Designing custom AHU

Designing a Custom AHU for Easy Installation, Maintenance, and Cleaning

Designing a custom AHU (air handling unit) is about more than CFM and other performance metrics. Part of what makes an excellent AHU design is taking into account all the factors that can affect overall lifetime cost. This post will look at three factors that need to be considered during the design phase to keep overall costs under control.

Designing for Ease of AHU Installation

Ease of installation is one of the important parameters that engineers take into account when designing custom AHUs. Although it’s only a one-time cost, it can drive unnecessary expenditures. Here’s what you need to consider:

  • The overall configuration, number of over-and-under tunnels, side-by-side tunnels, and overall dimensions
  • Overall unit weight and weight distribution (lighter split sections allow for easier installation)
  • The number and size of split sections could also have a positive or, if not accounted for, negative impact on the ease of installation of the AHU.

Designing for Ease of AHU Maintenance and Repair

After the performance, maintenance is by far the single most important factor that affects how air handling units are designed and engineered. Choose the right components for the job, and you’ll lower maintenance costs over the life of the AHU.
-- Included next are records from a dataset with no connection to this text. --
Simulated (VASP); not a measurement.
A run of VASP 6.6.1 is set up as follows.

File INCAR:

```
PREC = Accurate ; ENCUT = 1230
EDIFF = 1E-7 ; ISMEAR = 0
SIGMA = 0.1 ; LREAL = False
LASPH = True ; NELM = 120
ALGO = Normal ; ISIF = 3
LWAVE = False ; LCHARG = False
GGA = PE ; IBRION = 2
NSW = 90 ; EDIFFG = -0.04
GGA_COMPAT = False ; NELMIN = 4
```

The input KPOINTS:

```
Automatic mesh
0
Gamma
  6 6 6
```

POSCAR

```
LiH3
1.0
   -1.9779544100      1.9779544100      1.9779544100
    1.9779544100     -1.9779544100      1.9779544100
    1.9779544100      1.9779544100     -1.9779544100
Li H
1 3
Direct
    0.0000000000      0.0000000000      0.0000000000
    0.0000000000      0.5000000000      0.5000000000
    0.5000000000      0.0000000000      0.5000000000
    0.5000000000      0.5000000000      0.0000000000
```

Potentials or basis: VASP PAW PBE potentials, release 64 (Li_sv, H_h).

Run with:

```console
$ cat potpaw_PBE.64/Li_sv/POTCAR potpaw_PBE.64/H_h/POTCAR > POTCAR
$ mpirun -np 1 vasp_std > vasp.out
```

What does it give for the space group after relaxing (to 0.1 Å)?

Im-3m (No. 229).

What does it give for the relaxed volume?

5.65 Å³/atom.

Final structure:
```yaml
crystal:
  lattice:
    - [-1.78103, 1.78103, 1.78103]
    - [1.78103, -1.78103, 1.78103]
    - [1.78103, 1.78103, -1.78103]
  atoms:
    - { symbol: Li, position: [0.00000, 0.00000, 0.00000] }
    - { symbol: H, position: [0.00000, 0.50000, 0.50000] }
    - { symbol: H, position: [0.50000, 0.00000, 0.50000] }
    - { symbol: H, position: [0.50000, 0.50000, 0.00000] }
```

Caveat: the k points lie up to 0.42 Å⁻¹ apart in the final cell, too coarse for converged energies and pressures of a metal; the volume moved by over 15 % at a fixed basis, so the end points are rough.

Here are a few examples of important component choices and their impacts:

  • Type of fan: a plenum fan with an AC motor and VFD has more parts and electronics involved (hence more parts to fail), vs. a plug fan (wheel and cone only) with an EC motor, which offers a simpler fan and motor and no VFD and disconnect.
  • Motor arrangement: direct drive with the fan wheel coupled to the motor shaft vs. a three-belt drive motor that is complicated and maintenance-prone.
  • Motor type selection: AC ODP vs. AC TEFC vs. AC TENV vs. EC, and coil fin material (longer lasting copper fins vs. aluminum fins).
  • Heat-exchanger type: energy recovery wheel units tend toward higher maintenance due to the motor, electronics, etc. vs. plate heat exchangers with no real moving parts or electronics.
  • Type of filters: standard cartridge vs. longer-lasting extended media filters, which allow for longer periods between filter change-outs.
  • Though it might increase initial cost, designing proper pre-filtration will help increase the life expectancy of high-efficiency filters.
  • Choosing high-grade construction of elements such as louvers and dampers with aluminum blades and non-corrosive moving parts and accessories (which are proven to require less maintenance and last longer) can also positively impact lifetime cost.

Designing for Ease of AHU Cleaning

Certain design decisions can make it easier or harder to clean an AHU in the long term, which naturally affects maintenance and the equipment’s lifecycle.

Some of the most important factors are:

  • Coil depth and fin spacing: the higher the FPI (fins per inch), the more difficult it makes cleaning and maintenance.
  • Cabinet materials: specifying more cleanable, higher grade galvanized (G90 or other) stainless steel or aluminum materials vs. lower grade ones (G60 or other) can increase the internal cleanability of the unit.
  • Filtration: selecting and positioning appropriate filtration can also have a major impact on how often the air handling unit needs to be cleaned.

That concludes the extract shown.